Tuesday, June 21, 2022

Taken up


The Gospel set for this Sunday is Luke 9:51-62

Why would anyone follow Jesus?

In this passage, Jesus is about to be taken up (we’ll return to what that means below) and set his face to go to Jerusalem. Aware of the witness of the Jewish scriptures concerning what happens to those who represent the covenant-making god Yahweh before the covenant-breaking people; aware that seemingly powerful men who consider Jesus a threat (and thus reveal that their power is precarious) are at work behind the scenes to kill him; aware of the flaws of his disciples: Jesus is confident that he will be betrayed by a close friend, deserted by the rest, and die a very public death, utterly alone. And yet he sets his face to go to Jerusalem. He is determined to go through with this.

Why? Because God desires to be in relationship with us, from before the creation of the world. And nothing will stop this. Not the fact that no world, let alone one with the necessary conditions for life to evolve, existed. Not the Ages required for human beings to evolve. Not death, neither our deaths nor our putting God-with-us to death. Like Paul after him, Jesus is convinced that nothing in all creation can separate us from the love of God in Christ Jesus.

And he is about to be taken up into this, in his Passion and crucifixion, his resurrection and ascension. To be taken up, and to take us up with him. The promise of being one with God forever.

On his way up to Jerusalem, they pass through Samaria, and one village refuses to offer them a bed for the night. There is little live lost between the residents of Samaria and Judea. And James and John, the so-called Sons of Thunder, counsel calling fire down from heaven, a holocaust, to consume the villagers as an offering. But Jesus will have none of it. Which is just as well, for James and John, given that just days from now they, too, will fail to receive Jesus, will abandon him to his fate.

As they continue on their way, others approach, or are approached by Jesus, but he sets a high bar. To follow Jesus is to fully recognise all that would try to stop us—the hostility of the world, or non-existence or not-yet-existence of an unfolding world in which we might be found; the unavoidable reality of death; the bounds of time and space, with its seasons and places and relationships—and, trusting, follow anyway. Trusting that all these things will also be taken up, with Jesus, and in the end redeemed, beyond all we could hope for or imagine. Even if, for now, they look anything but promising. Even if we are sorely tempted to settle for less.

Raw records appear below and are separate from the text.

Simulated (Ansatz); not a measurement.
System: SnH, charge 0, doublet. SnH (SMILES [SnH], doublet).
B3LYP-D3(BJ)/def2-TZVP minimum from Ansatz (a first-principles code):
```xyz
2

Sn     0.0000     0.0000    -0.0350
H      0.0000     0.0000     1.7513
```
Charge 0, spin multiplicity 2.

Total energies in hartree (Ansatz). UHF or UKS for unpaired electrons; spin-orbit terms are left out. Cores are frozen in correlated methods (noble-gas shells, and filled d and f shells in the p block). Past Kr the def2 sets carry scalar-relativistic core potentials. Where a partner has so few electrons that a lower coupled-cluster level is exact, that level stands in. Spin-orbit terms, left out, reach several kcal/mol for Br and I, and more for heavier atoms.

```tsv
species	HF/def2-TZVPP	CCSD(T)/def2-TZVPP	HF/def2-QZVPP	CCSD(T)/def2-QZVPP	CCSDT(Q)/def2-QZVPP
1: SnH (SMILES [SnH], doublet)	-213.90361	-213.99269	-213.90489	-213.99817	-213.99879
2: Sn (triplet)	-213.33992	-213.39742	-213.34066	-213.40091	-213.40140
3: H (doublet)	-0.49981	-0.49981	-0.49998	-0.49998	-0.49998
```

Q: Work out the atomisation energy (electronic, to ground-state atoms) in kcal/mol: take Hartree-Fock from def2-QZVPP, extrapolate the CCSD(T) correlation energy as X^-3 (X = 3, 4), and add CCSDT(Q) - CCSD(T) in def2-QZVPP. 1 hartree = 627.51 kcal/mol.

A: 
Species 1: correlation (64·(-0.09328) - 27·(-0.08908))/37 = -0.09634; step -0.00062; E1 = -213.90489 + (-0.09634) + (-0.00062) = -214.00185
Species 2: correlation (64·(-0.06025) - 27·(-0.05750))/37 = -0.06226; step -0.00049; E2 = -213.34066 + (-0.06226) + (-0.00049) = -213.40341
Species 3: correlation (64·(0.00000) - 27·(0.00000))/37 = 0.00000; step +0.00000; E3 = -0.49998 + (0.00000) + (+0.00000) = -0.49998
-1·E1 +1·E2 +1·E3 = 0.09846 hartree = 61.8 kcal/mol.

So, why would anyone follow Jesus?

Perhaps because they have known the hard realities, and know that they will face more to come, and yet, in Jesus, see a great hope, the promise that nothing can separate us from the supreme Being who has gone to unimaginable lengths for us to share in a perfect love in time and for eternity.

And that might be crazy talk. But then, when you think of it, so are the alternatives.